Love Language.
What if we could turn our reality around so we could look at it from the world that lies behind our usual life so that it became the guidepost. What if we looked at our children and saw that there is a whole other reality happening for them that we can only access through our intuition, through connection and through quietening our inner noise to be able hear the faint whisper of their souls. It is a culture that is addicted to formulations, to words and analysis. But these are things that, when truly illuminating, spring from a source of perception that does not live in this realm of performance and fast paced imposition. They are not themselves the goal.
Have you been in the presence of a baby, their whole body and feeling and expression communicates their inner life. They are like a quiet pool in the middle of an unknown garden. What peace can be felt when we sit and listen to their being, their expressive breathing. More than this they are a part of you, their mother. That connected relationship is still intact, even though the physical evidence of it is not longer there, the umbilical cord is cut, but the thing that is unseen, it is still as strong as when they swam inside your womb. In this, we can give our complete trust. It will become the link of understanding as they grow and face the world in all of its parts.

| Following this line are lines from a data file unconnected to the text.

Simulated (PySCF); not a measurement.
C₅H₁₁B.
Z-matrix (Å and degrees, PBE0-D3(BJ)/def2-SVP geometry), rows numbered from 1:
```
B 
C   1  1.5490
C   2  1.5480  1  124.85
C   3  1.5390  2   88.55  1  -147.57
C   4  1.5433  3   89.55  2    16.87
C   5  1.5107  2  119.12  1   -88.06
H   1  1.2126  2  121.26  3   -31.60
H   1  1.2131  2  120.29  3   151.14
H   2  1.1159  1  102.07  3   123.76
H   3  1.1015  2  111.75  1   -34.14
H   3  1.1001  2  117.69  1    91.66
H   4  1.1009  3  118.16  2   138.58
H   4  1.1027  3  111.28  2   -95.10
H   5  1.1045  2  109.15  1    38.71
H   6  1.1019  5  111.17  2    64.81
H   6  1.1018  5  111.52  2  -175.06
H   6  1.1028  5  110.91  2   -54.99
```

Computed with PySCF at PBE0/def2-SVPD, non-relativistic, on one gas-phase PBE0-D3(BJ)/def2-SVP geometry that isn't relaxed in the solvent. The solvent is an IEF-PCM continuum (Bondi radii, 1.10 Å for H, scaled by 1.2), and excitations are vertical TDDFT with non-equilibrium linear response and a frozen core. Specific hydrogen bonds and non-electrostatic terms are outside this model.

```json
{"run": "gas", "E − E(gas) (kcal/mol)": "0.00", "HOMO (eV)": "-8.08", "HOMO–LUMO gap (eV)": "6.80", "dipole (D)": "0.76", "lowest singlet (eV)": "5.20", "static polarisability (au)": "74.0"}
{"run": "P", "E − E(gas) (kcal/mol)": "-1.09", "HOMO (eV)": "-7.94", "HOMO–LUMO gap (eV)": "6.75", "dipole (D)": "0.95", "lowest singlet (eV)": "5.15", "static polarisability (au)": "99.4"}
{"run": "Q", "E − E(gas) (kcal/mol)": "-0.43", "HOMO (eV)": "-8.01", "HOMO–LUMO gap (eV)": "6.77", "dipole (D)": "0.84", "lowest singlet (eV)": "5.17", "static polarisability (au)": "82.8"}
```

Who is this child that has entered the world? You have known him from the beginning, since conception when that spark of life was felt and from there you knew, and in awesome patience you waited to meet this new person. This wonder can stay alive, as long as we don't believe that our children are "ours," and that their being and future are for us to shape and decide. In this wonder we see this new baby, and we watch as they grow to find out more and more about them. This informs our responses, we come to know the child's individual needs and we come to respect that they are on their own path, unknown, beautiful and full of possibility. We let their strengths flourish as they start to show them and this helps us know how we can support them. In this way they grow their confidence, as we support and trust them, they become unshakable in that in themselves. Through our care and kindness, they learn how it feels and they become aware of others feelings.
So here we exist in a realm of positivity and hope. And through this relationship we can help our children communicate and relate in the world. How do we do this practically? We listen to them when they are babies, always. If we practice listening and being close, we know their cues before they really need to speak up to have them heard. They feel us there, aware and responsive. As they grow, we let them make mistakes. They can help bake the muffins that might not turn out perfectly as they scooped too much flour. They can sweep the floor even though there will still be crumbs. We respect the fact that if they are going to be put in a dysregulating environment, they are going to become exhausted and unable to manage the expression of their despair. We respect that they are learning. And we always choose to point out the positive to them and in this way they learn forgiveness, they learn that they are worthy and innately good. And they begin to learn how to navigate through life.
When your teenager wants to just be alone, in their room, or is getting angry easily. See it for what it is, they are grappling with something. Remain steady, like a trustworthy beacon. Keep giving your message of love. They come back and they do see you for who you are in time. They have known the feeling of having someone believe in them.
The amazing part of this? If it sounds exhausting - it is absolutely the polar opposite. Let's all just take some deep breaths. Let go of that play date because your child's already been out a lot this week. Opt out of that family get together that is going to finish your energy and only end up in acting out from your still learning and growing child. Yes, run to the forest and let them go free, let them fall and get muddy and scraped and wet. Let them be soothed by all of the quiet and sounds of nature, just as you will be. Cuddle in bed reading a bedtime story together and sometimes they can "read" it too, if you're tired, even though it will be some kind of gorgeous made up adventure. Find places and people that you feel safe with and don't force yourself to engage in things that will drain you. If they've been out all day away from you, take them in with your attention, let them know how happy you are to see them. And always give more time, lots more time than is needed.